- A ceremony held at Volkswagen's Zwickau plant was attended by CEO Herbert Diess and German Chancellor Angela Merkel.
- Some of the automotive industry's major players are now making moves in the electric vehicle sector.
The Volkswagen Group officially started series production of its ID.3 electric car Monday, with the German auto giant aiming to become a world leader in the growing field of e-mobility.
A ceremony, held at Volkswagen's Zwickau plant, was attended by CEO Herbert Diess and German Chancellor Angela Merkel, among others.
In a speech, excerpts of which were published online, Diess said that the ID.3 would "make an important contribution to the breakthrough of e-mobility."
"It makes clean individual mobility accessible to millions of people and is a milestone for our company on the road to becoming climate-neutral by 2050," he added.
In an announcement on its website, Volkswagen described its "electric offensive" as "picking up speed." The ID.3 is set to be launched "almost simultaneously" in European markets next summer, with the basic version marketed at less than 30,000 euros ($33,487) in Germany.
The Zwickau facility is currently undergoing a conversion from being a 100% internal combustion engine factory to one that produces only electric vehicles. Volkswagen is putting around 1.2 billion euros into the site's re-development and says that from 2021 it will have the capacity to produce 330,000 all-electric vehicles annually.
The German car maker is planning to launch "almost 70 new electric models" by 2028. In March, it said it would spend over 30 billion euros on the electrification of its vehicle portfolio by 2023.
Alongside firms such as Elon Musk's Tesla, some of the automotive industry's major players are now making moves in the electric vehicle sector.
The Hyundai Motor Group recently said it would launch 23 battery electric vehicles over the next few years, while Volvo Cars wants 50% of the cars it sells to be fully electric by 2025.
While there is excitement surrounding the development of electric cars, there are concerns that a lack of public charging stations could hamper their uptake.
Speaking to CNBC's Julianna Tatelbaum on Monday, Diess said that Volkswagen was "working on building up infrastructure."
"For us, the most important task to solve is fast charging on the European autobahn, motorway network," he added, explaining that a consortium between BMW, Daimler, Ford and Volkswagen was developing a fast charging network which would cover Europe.

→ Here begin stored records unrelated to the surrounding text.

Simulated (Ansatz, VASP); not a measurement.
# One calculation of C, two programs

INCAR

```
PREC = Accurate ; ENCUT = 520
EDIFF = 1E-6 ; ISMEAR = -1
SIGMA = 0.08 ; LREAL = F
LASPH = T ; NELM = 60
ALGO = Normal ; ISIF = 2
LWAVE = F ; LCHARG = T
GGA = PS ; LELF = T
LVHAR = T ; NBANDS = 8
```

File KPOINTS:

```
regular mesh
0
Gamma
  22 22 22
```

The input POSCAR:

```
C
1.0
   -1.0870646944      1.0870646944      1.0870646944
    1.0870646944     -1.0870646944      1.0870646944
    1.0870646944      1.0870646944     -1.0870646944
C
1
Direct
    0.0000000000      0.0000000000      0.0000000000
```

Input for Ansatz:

"We are well on the way, but there is more need for charging, that's for sure," he went on to state. "We will offer private home charging devices for below 400 euros which will be also very, very attractive. Most people will charge at home, at the supermarket, or at work but we need a policy, a national policy to speed up the build-up in infrastructure and I think the government is prepared to help."
Last week, Volkswagen said that sales revenue for between January and September hit 186.6 billion euros, a 6.9% increase year-on-year.
It added that vehicle markets in "many regions of the world" were expected to "contract faster than previously anticipated." Deliveries to customers for 2019 are now expected to "be on a level" with 2018, despite previous expectations for a moderate increase.